The Kyoto Protocol of 1997 started the ball rolling, by laying out international CO2 emissions goals and started to build the regulations to back them.

With that, Governments gave allowances to industries which would allow them to emit up to a certain level, but for any excess they would either have to cut, or purchase excess emission’s ‘permission slips’ from other companies not using their full allotment, or who had cut down below their level and now had excess ‘permission slips’ to sell. Obviously if I was running a huge cement factory and happened to also be the brother of the country’s President then I would work very hard to increase as much as possible my allowances over the weekend family Barbecue as our kids played around us, but in essence this started the ball rolling as each ‘permission slip’ a.k.a ‘Carbon Credit’ equalled one ton of CO2 emissions (as per our dramatic title photo this week).

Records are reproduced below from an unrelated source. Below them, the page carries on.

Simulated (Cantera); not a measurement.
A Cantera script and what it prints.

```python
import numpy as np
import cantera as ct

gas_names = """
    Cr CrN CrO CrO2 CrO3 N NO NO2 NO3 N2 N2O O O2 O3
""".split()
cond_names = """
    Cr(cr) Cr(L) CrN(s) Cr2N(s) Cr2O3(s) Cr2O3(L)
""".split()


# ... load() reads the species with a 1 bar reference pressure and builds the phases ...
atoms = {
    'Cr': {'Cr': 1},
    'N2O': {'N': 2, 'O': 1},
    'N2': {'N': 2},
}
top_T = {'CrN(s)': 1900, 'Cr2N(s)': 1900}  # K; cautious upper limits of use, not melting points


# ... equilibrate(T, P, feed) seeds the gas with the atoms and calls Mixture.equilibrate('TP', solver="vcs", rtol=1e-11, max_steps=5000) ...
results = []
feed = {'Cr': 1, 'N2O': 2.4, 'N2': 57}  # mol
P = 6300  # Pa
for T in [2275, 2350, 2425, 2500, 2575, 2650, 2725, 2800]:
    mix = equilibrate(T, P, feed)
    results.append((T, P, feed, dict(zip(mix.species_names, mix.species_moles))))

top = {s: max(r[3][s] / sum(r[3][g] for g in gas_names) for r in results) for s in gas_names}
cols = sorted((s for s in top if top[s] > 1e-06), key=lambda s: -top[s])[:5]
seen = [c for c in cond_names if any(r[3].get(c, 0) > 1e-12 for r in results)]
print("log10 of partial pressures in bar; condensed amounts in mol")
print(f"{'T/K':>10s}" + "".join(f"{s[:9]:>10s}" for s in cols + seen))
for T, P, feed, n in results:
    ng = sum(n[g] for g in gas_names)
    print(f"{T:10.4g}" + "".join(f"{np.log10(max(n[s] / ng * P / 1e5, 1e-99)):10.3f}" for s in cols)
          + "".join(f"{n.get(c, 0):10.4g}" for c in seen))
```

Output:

So a company buys a carbon credit (or carbon allowance), from the government and gains permission to generate one ton of CO2. Which is nice and easy, but paying a Government is one thing, moving that money into projects that could solve climate change and fighting the battle close up is another thing, and so we turn to Verified Carbon Credits (‘VCC’) and with it the Voluntary Carbon Market (VCM). *Just note that ‘VCC’ is ‘Verified’ not ‘Voluntary’ - one ‘voluntarily’ buys ‘Verified Carbon Credits’ on a ‘Voluntary Carbon Market’. Glad we sorted that out!

The US Treasury (here) then moves us on:

“In addition to [VCC’s] potential to drive decarbonization efforts, VCMs also have the potential to generate economic opportunity…through projects and programs in developing countries. VCMs can serve as an important source of revenue, enabling finance that advances decarbonization and provides critical economic support to many who need it.”

What this means is that now those polluters in the Global North (or anywhere - we are not choosy!) can purchase a VCC linked to a project in the Global South (again anywhere will do), for whom the project could not work if it were not for the extra injection of cash from the VCC (this is important and we shall come back to that one!). Sitting in your airline seat you will feel very smug that the £10 extra you paid ‘to cover your carbon Footprint’ is now going to some project holding back the flood waters in Mozambique or Lagos (ok, we’ll come back to that too!).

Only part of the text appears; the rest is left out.